TASMANIAN INDUSTRIAL COMMISSION

Industrial Relations Act 1984
s29 application for a hearing in respect of an industrial dispute

Police Association of Tasmania
(T5982 of 1995)

and

The Commissioner of Police

 

PRESIDENT F D WESTWOOD

11 JANUARY 1996

Alleged underpayment to a member on retirement - jurisdiction

REASONS FOR DECISION

This application, lodged by the Police Association of Tasmania pursuant to s29(1) of the Industrial Relations Act 1984, sought a hearing in relation to a dispute with the Commissioner of Police in respect to the alleged underpayment of entitlements said to be due to a member on the termination of his employment, more precisely on his voluntary early retirement from the Tasmania Police Force.

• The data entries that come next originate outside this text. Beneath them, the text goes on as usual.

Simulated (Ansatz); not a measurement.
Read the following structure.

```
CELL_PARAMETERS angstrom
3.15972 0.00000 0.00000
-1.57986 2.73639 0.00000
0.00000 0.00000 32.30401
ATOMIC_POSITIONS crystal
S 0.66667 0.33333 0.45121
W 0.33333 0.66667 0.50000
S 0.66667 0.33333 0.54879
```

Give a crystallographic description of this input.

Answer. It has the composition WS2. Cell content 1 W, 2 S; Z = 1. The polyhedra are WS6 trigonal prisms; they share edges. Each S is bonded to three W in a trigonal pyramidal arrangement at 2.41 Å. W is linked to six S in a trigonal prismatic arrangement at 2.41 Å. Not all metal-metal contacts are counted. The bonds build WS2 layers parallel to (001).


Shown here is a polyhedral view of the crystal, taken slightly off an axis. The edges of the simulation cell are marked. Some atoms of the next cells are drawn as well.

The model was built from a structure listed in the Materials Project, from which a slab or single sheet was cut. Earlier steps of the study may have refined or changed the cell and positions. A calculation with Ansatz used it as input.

At the commencement of proceedings, Ms Lyon, a legal practitioner, sought leave to appear pursuant to section 28(5) of the Act to represent the applicant. Mr Willingham, on behalf of the Commissioner of Police, objected to legal representation for the Police Association in the matter. However, having considered the submissions of the parties on this aspect of the proceedings, and being satisfied that legal representation would not prejudice the fair conduct of the hearing, the appearance was granted.

Ms Lyon submitted that the matter in dispute related to an agreement (referred to later as the "private agreement") entered into between Mr Richard John Chugg and the Government of Tasmania with respect to the terms of Mr Chugg's retirement. Mr Chugg was, at the time of his resignation, employed as the Assistant Commissioner of Police. On 30 September 1994 Mr Chugg resigned from that position. It was a condition of the private agreement that on his resignation or voluntary early retirement Mr Chugg would be paid all accrued entitlements, plus $63,894, gross, to upgrade his retirement benefits contributions plus a further sum equivalent to "one year's salary (gross)". It was submitted that according to the Police Force Enterprise Agreement for Officers, registered with the Enterprise Commissioner on 27 July 1994, "one year's salary (gross)" for the Assistant Commissioner of Police, at the time of Mr Chugg's retirement, was $68,634 plus 7.5% thereof, being a shift and penalty loading, a total of $73,781.55. Ms Lyon said that Mr Chugg had been paid the first two components of the private agreement but had been paid only $65,650 in respect of the third component, making a short payment of $8,131.55.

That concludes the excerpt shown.